It might as well be Harry Potter’s invisible Knight Bus, because no one can prove it exists.
“Magically, all of them needed to register and vote at the same time,” Ms. Engelbrecht said. “Do you think maybe they registered falsely under false pretenses? Probably so.”
Weeks later, another True the Vote representative told a meeting of conservative women about a bus seen at a San Diego polling place in 2010 offloading people “who did not appear to be from this country.”

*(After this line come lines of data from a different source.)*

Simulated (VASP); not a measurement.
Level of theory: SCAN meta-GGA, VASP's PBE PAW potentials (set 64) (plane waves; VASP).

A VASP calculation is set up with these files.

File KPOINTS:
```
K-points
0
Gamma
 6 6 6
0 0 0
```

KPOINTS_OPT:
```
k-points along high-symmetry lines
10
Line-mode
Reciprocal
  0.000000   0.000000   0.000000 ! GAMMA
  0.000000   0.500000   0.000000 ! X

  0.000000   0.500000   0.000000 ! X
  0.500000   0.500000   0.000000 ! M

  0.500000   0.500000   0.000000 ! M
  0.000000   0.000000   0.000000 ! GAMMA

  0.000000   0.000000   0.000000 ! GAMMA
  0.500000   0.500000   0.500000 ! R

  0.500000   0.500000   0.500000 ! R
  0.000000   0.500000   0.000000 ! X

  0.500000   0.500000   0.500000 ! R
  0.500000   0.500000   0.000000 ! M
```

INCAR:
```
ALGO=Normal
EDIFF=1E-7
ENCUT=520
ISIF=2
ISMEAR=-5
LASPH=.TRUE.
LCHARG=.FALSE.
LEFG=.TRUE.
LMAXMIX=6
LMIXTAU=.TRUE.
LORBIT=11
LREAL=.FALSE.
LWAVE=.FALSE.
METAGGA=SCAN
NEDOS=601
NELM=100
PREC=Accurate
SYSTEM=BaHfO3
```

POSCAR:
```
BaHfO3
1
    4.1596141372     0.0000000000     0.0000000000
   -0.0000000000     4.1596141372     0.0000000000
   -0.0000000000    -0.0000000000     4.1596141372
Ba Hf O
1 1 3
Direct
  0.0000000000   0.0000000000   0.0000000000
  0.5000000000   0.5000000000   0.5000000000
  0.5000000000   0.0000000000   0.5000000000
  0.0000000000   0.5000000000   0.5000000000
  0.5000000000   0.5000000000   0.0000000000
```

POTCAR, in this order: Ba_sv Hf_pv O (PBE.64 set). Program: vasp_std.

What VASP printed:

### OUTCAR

Officials in both San Diego and Wisconsin said they had no evidence that the buses were real. “It’s so stealthy that no one is ever able to get a picture and no one is able to get a license plate,” said Reid Magney, a spokesman for the Wisconsin agency that oversees elections. In some versions the bus is from an Indian reservation; in others it is full of voters from Chicago or Detroit. “Pick your minority group,” he said.
The buses are part of the election fraud gospel according to True the Vote, which is mobilizing a small army of volunteers to combat what it sees as a force out to subvert elections. Ms. Engelbrecht’s July speech in Montana was titled “Voter Fraud: The Plot to Undermine American Democracy.”
True the Vote’s plan is to scrutinize the validity of voter registration rolls and voters who appear at the polls. Among those in their cross hairs: noncitizens who are registered to vote, those without proper identification, others who may be registered twice, and dead people. In Ohio and Indiana, True the Vote recently filed lawsuits to force officials to clean up voter rolls.
Efforts to tighten voter requirements have become a major issue in the presidential election. Over the last few years, many states have passed voter identification laws, and many of those are being challenged in court.
Now, a network of conservative groups is waging an aggressive campaign on the ground. In a report this month, the liberal-leaning organizations Common Cause and Demos cited True the Vote as the central player in this effort, which it called a threat to the fundamental right to vote.
“It is not about party or politics; it is about principle,” Ms. Engelbrecht said.
While she portrays True the Vote as nonpartisan, it grew out of a Tea Party group, King Street Patriots, that she founded in Texas. An examination shows that it has worked closely with a variety of well-financed organizations, many unabashed in their desire to defeat President Obama.